Shine, Perishing Republic
By Norah Christianson
By Robinson Jeffers
While this America settles in the mould of its vulgarity,
……….heavily thickening to empire,
And protest, only a bubble in the molten mass, pops and
……….sighs out, and the mass hardens,
I sadly smiling remember that the flower fades to make fruit,
……….the fruit rots to make earth.
Out of the mother; and through the spring exultances,
……….ripeness and decadence; and home to the mother.
You making haste haste on decay: not blameworthy; life is
……….good, be it stubbornly long or suddenly
A mortal splendor: meteors are not needed less than
……….mountains: shine, perishing republic.
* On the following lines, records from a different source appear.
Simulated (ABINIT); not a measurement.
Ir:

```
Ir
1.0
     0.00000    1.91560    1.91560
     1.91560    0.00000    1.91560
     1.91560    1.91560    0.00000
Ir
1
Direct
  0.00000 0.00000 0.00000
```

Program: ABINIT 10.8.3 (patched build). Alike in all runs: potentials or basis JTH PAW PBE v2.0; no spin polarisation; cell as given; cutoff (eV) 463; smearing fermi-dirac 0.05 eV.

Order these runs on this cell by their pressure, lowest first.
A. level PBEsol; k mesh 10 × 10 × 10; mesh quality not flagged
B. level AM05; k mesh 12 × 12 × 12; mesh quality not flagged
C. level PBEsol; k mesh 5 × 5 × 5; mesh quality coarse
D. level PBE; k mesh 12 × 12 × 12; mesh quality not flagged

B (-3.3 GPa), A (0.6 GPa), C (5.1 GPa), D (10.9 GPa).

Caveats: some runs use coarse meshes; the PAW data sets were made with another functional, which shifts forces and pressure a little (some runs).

But for my children, I would have them keep their distance
……….from the thickening center; corruption
Never has been compulsory, when the cities lie at the
……….monster’s feet there are left the mountains.
And boys, be in nothing so moderate as in love of man, a
……….clever servant, insufferable master.
There is the trap that catches noblest spirits, that caught–
……….they say–God, when he walked on earth.
Robinson Jeffers, an American poet and environmentalist, was born in Allegheny, PA in 1887. As a youth, he attended school in Germany, France and Switzerland. Jeffers lived in relative solitude with his wife, Una, in Carmel, California in a granite house he built with his own hands. Jeffers loved the natural earth, and saw civilization as a negative force in the world. He called on humans to “uncenter” themselves and to practice a kind of detachment instead of love, hate and envy.
Like a song, an “ear worm,” that keeps circling around your brain, this poem came into my head a few weeks ago and won’t leave. It came to my unconscious mind, I think, because, though it was published in 1925 during the decadent Roaring Twenties, it is a poem that could have been written today. It still retains its relevance and force.
In “Shine, Perishing Republic,” Jeffers describes an increasingly corrupt American empire. He describes America as a mould of vulgarity thickening to a mass of empire (not democracy). Any protesting of the current situation is only a little bubble that “sighs out” as the mass hardens.
But then Jeffers remembers the cycle of nature: “…the flower fades to make fruit, the fruit rots to make earth”. He looks to nature for perspective. He sees America as a meteor shining as it flares out, and advises us to view its extinguishing as a natural event. He urges us to accept the decline.
However, incongruously, he then warns his sons to keep their distance from the rotting center. He tells them corruption has never been compulsory. We have a choice. He also tells them not to love man immoderately because man is “a clever servant, insufferable master.” Jeffers ends his poem with this warning: “There is the trap that catches noblest spirits, that caught–they say–God, when he walked on earth.” The “trap” is loving mankind without any skepticism, uncertainty, or distrust.
All this sounds very pessimistic. Over-the-top. Dark. It is not a cheerful poem. But it’s real. Aren’t we daily being warned against scammers and thieves? Aren’t politicians and corporations continually being charged with corruption? Isn’t our entertainment often riddled with vulgarity? Aren’t we daily being subject to lies from the media? Aren’t we looking at a national trend toward corruption and dictatorship? Doesn’t it seem like the America we knew is “perishing?”
From me to you, have a blessed day. But be aware. Be mindful.